325-674-2728 honors@acu.edu

One thing I have battled with in my faith is my baptism.  I was raised Baptist and remember getting baptized like it was yesterday at my home church, First Baptist Church in Mont Belivieu.  I can recall going up to the front of the church and getting hidden in Bro. Glenn Howard’s arms away from the crowd at the time because I was so shy.  I told him I was ready to get baptized and I wanted to accept Jesus into my heart.  After the closing song Bro. Glenn announced my profession to the church!  I was thrilled, people were shaking my hand and calling me brother.  I was so excited and remember the next Sunday getting baptized.

I walked in, wearing my white robe into a hot tub of water and wondering if Jesus did the same thing.  I got submerged and at the time was not to sure of what that was about, all I knew was I that Jesus was real and was related to God.  I was also just 8 years old.

When I moved to Leakey, Tx I was 16 and started going to church at Concan Church of Christ and began questioning my commitment to God.  I doubted if God recognized my baptism at 8, because I did not fully fathom was truly happened and what my LORD did for me on that cross.  I talked to Coach Crafton about it several times who was taking me to church there and he told me to go for it.  The truth was, at Concan, on a good day had about 50 members 99% were all baptized.  I was nervous about going forward and telling people that I shammed God when I was younger, the guilt continued to weigh me down.

June 12, 2011 all the guilt I had was taken away.  I walked into the Jordan River like a young child, smiling from ear to ear; I couldn’t keep the grin off my face. The water was not as deep as it should have been for a 6’ foot man like me, but I got on my knees and looked to the heavens.  Mr. Austin, who is not related to me , but I’ve really grown to love as man of God, told me how proud he was of what I had overcome so far in my short life.  I have felt like I’ve battled through a lot in my life already and I know God is ‘holding every tear’ for me.  The LORD is so good to me and has always replaced a scar with a beautiful blessing.  Mr. Austin then submerged me in the Jordan River along with all of my doubts and sin, and I came up a new man.

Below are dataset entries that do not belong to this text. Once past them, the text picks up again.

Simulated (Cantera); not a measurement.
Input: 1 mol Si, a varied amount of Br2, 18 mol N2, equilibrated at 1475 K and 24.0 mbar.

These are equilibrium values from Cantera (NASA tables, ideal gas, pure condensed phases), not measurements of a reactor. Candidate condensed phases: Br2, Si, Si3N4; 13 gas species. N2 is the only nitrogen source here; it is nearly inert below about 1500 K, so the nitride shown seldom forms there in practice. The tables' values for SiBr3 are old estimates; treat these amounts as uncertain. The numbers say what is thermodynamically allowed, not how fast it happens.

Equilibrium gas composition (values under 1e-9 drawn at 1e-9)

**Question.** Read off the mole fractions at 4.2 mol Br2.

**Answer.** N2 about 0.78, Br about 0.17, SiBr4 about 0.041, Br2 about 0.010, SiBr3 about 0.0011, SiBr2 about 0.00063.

There was no dove come down, but what there was a feeling of peace and calm I have never truly experienced.  I felt like I was with God and He was with me there at the Jordan like I had never experienced Him before. I got out of the water and knew that I was in the same body of water that Jesus Christ was.  While, it was not the same location it is still an amazing feeling to have that connection with Christ.  I am thankful for God’s love and the miracle of baptism and how you can truly be cleansed not because of special water, such as the Jordan, but because of Jesus’ blood shed on the cross.  I cannot fathom the land here in Israel, I can just thank God for the privilege He has given to me.  We serve an awesome God!